Guelph School of Japanese Sword Arts, July, 2001
Dojo hopper supreme, I’ve trained as a student of iaido in over 25 dojos throughout Japan, from Okinawa to Tokyo, across Australia, New Zealand, Hawaii, and even a couple of dojos in Canada. Based on those experiences I’ve made some general observations about the differences between Japanese and Occidental martial arts instruction. Keep in mind that my observations are formed from the average: Every dojo is a little different though for the most part there are generalizations to be made.
The generalizations are also differences; the differences stem in part from different mindsets, or ways of thinking about the learning process in martial arts training. The Eastern and Western mindsets deserve a much more thorough analysis than what I’m about to briefly give; however, I believe it’s fair to sat the differences have “almost” everything to do with the cultures in question, and the histories of those cultures. In this case most Japan’s martial arts is one of those components of the Japanese culture that often truly retains “Japan qua Japan” cultural integrity, if I may be allowed to believe that I know what “Japan qua Japan” culture is (admittedly a bit of a stretch, having lived in Tokyo for four years in the late 1990’s). However, I like D.T. Suzuki’s brief view of the differences in mindset between the two cultures:
“...the western mind is: analytical, discriminative, differential, inductive, individualistic, intellectual, objective, scientific, generalizing, conceptual, schematic, impersonal, legalistic, organizing, power-wielding, self-assertive...”

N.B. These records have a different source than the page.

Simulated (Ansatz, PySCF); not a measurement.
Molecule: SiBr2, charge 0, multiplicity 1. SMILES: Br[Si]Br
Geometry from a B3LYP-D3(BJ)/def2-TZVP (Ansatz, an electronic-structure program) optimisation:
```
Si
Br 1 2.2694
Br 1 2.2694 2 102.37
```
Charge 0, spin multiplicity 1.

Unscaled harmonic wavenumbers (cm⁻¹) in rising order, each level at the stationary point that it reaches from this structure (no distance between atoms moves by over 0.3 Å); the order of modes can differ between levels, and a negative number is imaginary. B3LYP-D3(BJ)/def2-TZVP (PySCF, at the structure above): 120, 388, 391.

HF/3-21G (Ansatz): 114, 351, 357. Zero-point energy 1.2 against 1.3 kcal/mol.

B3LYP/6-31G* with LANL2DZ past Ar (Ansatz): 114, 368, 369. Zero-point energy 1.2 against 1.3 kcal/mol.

“...The East can be characterized as follows: synthetic, totalizing, integrative, non-discriminative, deductive, non-systematic, dogmative, intuitive (rather, affective), non-discursive, subjective...”
In a Ginko nutshell, the Japanese Iaido dojo does not engage in teacher led full-class instruction. Classes are not formal or structured. Students are often expected to initiate their own training. Teachers do a lot of watching. Teachers give “pointers,” not systematic breakdowns of forms, at least not all at once. Learning is often self-guided, based on observation, “pointers” and intuition. Pedagogy is based on facilitating individual, or personal growth in iaido through a series of discoveries, explorations and good old perseverance.
The Occidental dojo is formalized and structured. Classes are mainly teacher-led. Students are “fed” iaido “from a spoon” as it were. Teachers do a lot of, well, teaching. Explanations are given at length and in detail. Learning appears to be teacher-guided, based on clear, concise instructions. Pedagogy is based on direct group instruction and group practice.
Oh yes, there’s more but for the sake of brevity I’’ stop here in order to leave room for lively discussion.
Let’s all start from a common foundation: assume my observations are accurate.
Let’s consider these questions, if we can do so without opening a Pandora’s Box.
Which teaching style would/do you prefer and why?
Which teaching style makes for a “better” martial artist?
And in order to answer that question one must think about the goal of sword training today, as the All Japan Kendo Federation defines it - to improve the self - which is probably a universal goal among martial artists in Japan.
1960: Studies in Zen. Unwin paperbacks.